Marie, a slim, handsome, dark-eyed woman devoted to Joe’s needs, took it upon herself to introduce Marilyn to Italian cooking. Wearing a pair of eyeglasses (she was myopic), Marilyn watched and took notes as she stood next to Marie in Joe’s kitchen. They spent hours going over Marie’s homespun recipes for both meat and vegetable lasagna. “It was a lost cause,” said Dom DiMaggio. Joe’s younger brother had been introduced to Marilyn at the Grotto. Older brother Tom managed the eatery, and Vince managed the bar area until he quit to move his family forty miles north of San Francisco. Other family members held various jobs, from cashier to maître d’. The restaurant always became more crowded when word spread that Joe was in town. Celebrities, particularly from the sports world, made it a point to drop in. Ted Williams, Joe Louis, and jockey Eddie Arcaro were among that year’s crop of visitors.

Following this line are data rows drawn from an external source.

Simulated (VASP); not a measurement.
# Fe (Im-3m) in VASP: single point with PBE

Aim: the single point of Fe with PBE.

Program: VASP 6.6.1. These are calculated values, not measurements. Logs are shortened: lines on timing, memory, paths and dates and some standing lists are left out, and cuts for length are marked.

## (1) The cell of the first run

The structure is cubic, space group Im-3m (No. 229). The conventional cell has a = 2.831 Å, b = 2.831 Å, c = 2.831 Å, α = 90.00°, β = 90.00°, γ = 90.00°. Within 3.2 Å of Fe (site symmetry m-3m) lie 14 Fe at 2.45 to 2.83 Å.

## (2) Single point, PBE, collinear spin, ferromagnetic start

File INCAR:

“Marilyn radiated great beauty and charm,” said Dom DiMaggio, “which is probably one of the reasons she eventually established a name that far transcended the film business. I used to kid her because in truth she couldn’t cook her way out of a paper bag. I told her if you’re Italian, food is not only sustenance, it’s the basis for social gatherings, a way of life. She said she’d been trying to learn to cook for years but couldn’t get the hang of it. She accepted her culinary limitations with good humor. ‘I guess I’ll never be a chief chef at the Waldorf,’ she quipped. She mentioned she loved Italian food as well as the people of Italy. ‘They’re warm, lusty, and friendly as hell,’ she said. ‘I want to go to Italy someday.’ ‘Maybe you and Joe can go together,’ I responded. She smiled and said, ‘I’d like nothing better.’ ”

Marilyn’s favorite dish at the Grotto was lobster thermidor. She also liked the boiled beef dinner. Whenever she and Joe ate at home, he would make a point of dropping into the Grotto kitchen to pick up a healthy serving of each. She complained lightheartedly that since
meeting Joe, she’d gained ten pounds and gone up a complete dress size. “If we’re together much longer,” she quipped, “I’ll begin to look like Mae West.”

Early one morning, while Marilyn caught up on her sleep, Joe and Tom DiMaggio went duck hunting. Between them, they bagged five birds. That evening Tom and his wife Louise invited Joe and Marilyn to their apartment (four blocks from DiMaggio’s house) for a dinner of wild duck and wild rice. They were joined by Tom’s grown daughter June DiMaggio, who was taking voice lessons with the hope of breaking into show business. Marilyn confided in June that she’d never eaten wild duck and doubted she’d be able tolerate the gamy flavor. But she didn’t want to insult Joe, who took great pride in having “hunted down” their dinner with a shotgun. “If you don’t like the taste,” said June, “turn to me and give me a wink.” Marilyn did more than that. After a few bites, she crossed her eyes and curled up her nose. June took her plate into the kitchen, removed the remaining duck, replaced it with chopped sirloin and covered the meat with rice. June placed the new delicacy in front of Marilyn. She tasted it and smiled broadly. “This is wonderful!” she purred. None the wiser, Joe watched Marilyn devour her dinner. He told her he was glad she appeared so taken with wild duck. “Maybe I’ll shoot some more for you again soon,” he said. “I can’t wait,” gushed Marilyn.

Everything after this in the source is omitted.